Rep. Jim Langevin, D-R.I., a co-chair of the House Cybersecurity Caucus since its founding in 2008, isn’t giving up easily on one of his chief ideas to improve how Congress deals with cybersecurity: radically shrinking jurisdiction over the issue.
Speaking at The Atlantic’s Cyber Landscape event today, Langevin said that creating more confined congressional jurisdiction over cybersecurity matters and expanding information sharing would help Congress more efficiently tackle cyber issues.
He underscored the most practical aspect of that view by saying the diffuse nature of cybersecurity jurisdiction across different congressional committees and subcommittees makes it difficult for representatives and senators to take unified, meaningful action on addressing the fast-changing and complicated problem that cybersecurity poses.
“You have some 80 to 100 different committees and subcommittees that have some kind of jurisdiction on cyber,” Langevin said. “It makes it challenging to move with agility when we can’t move with the agility we need to protect the country in cyberspace.”
As a for-instance, Langevin recalled that the Cyber Information Sharing Act bill passed in 2015 took six years to develop, largely because of the scattered jurisdiction of cybersecurity matters across Congress.
“Had it been one, two, or maybe three major committees, it would have moved with greater agility,” he said. “But there were different committees and subcommittees that had a different piece in it.”
Healthcare reform jurisdiction under President Barack Obama was limited to three committees, Langevin said, and that largely contributed to their ability to help develop legislation as huge as the Affordable Care Act within a reasonable time frame. If Congress applied the same focus and streamlining of healthcare reform to cybersecurity policy, Langevin said, legislators could make greater strides in addressing pressing national cyber matters.

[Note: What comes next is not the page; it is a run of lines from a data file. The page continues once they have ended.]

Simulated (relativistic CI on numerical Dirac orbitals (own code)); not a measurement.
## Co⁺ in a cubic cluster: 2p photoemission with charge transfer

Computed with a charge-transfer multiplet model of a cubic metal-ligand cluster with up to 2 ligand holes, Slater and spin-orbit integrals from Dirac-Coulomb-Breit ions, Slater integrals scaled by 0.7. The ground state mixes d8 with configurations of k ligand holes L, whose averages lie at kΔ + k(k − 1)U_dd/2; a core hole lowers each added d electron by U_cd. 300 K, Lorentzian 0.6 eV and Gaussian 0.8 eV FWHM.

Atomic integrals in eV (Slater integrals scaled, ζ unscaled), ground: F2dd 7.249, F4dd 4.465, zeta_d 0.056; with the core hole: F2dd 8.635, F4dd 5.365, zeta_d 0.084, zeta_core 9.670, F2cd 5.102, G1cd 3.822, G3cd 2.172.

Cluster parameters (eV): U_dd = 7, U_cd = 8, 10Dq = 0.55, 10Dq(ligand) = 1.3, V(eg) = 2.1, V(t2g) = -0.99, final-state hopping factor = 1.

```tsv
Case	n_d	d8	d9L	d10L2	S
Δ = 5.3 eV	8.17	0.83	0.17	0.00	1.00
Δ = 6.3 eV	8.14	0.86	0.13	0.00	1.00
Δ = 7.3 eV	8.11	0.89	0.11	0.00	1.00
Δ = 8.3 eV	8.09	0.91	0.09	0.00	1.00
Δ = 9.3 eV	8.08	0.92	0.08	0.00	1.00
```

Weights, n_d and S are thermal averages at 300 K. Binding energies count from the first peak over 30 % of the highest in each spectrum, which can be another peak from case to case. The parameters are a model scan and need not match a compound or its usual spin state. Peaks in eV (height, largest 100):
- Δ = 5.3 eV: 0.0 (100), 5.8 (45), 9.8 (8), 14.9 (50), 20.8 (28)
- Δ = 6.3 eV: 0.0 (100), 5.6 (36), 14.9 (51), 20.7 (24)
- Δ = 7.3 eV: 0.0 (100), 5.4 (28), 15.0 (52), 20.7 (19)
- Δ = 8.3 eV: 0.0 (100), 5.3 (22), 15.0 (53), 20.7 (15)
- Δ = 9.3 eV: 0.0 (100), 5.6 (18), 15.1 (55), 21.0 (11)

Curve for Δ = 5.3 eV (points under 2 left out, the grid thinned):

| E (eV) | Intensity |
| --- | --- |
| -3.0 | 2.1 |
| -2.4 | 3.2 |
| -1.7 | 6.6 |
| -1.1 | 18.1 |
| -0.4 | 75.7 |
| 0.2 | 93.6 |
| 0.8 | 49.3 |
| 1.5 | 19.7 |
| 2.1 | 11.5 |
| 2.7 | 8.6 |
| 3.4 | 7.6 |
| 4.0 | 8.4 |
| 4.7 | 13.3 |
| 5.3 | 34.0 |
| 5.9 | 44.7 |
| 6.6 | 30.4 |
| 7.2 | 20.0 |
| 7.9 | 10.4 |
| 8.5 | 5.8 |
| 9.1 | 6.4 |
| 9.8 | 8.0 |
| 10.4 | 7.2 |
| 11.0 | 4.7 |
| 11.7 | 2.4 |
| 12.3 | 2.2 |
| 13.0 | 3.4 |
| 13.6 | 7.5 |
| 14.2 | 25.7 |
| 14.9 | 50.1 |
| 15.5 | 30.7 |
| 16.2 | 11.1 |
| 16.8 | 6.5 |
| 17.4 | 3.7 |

On the broader issue of cyber threat data sharing underlying the 2015 CISA Act, Langevin said the rapid sharing of threat and other data is the key for how both the public and private sectors can protect themselves from cyberattacks and vulnerabilities.
“If you know that there’s one area or one business [that’s] getting hit … we can share that information at network speed about what that vulnerability is and how to fix it,” Langevin explained.